Simple text exchange with 82XF, version 2
13 Jul 2016On Monday, I suggested that a convention for a simple delimited text format could capture the complete OHCO2 model of texts, and greatly simplify the exchange of citable text data. DH2016 was a great place to offer the idea: Chris Blackwell and Thomas Köntges have already suggested a substantial (and in retrospect, obvious) improvement.
The semantics of the five columns would remain essentially the same, namely:
- identifier for the node
- identifier for the previous node
- sequence number of node
- identifier for the following node
- text content of node
The difference from Monday’s proposal is that in columns 2 and 4, preceding and succeeding nodes should of course be identified by URN, not referred to with sequence numbers. Given those identifiers, it is true that you don’t absolutely need a sequence number, but it is still a useful value to have precomputed and stored with the record. Among other things, a text file could then be sorted easily into document order.

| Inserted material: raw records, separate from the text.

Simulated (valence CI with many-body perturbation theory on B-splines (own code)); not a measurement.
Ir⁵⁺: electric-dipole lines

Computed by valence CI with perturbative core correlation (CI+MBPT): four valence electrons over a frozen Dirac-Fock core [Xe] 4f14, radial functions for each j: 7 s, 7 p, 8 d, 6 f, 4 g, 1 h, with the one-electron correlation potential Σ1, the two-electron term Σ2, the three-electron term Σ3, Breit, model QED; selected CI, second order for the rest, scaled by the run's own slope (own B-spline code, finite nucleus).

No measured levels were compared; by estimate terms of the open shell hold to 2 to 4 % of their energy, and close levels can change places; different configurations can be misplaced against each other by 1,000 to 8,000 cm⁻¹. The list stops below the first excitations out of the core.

So using URNs to refer to all nodes in the convention, the example I used Monday might instead look like this (with #
serving as the delimiting character):
Urn#PrevUrn#SequenceIndex#NextUrn#TextContent
urn:cts:greekLit:tlg0012.tlg001.hmt01:10.4#urn:cts:greekLit:tlg0012.tlg001.hmt01:10.3#4#urn:cts:greekLit:tlg0012.tlg001.hmt01:10.5#Sweet sleep did not hold him, as he pondered many things in his mind.
Thomas suggests the name 82XF as an abbreviation for “OHCO2 eXchange Format”. (The etymology perhaps deserves its own blog post.) This would bring us to version 2.0 of the convention, and while it breaks compatibility with Monday’s suggestion, we hope not too many implementations have been completed in the past 36 hours!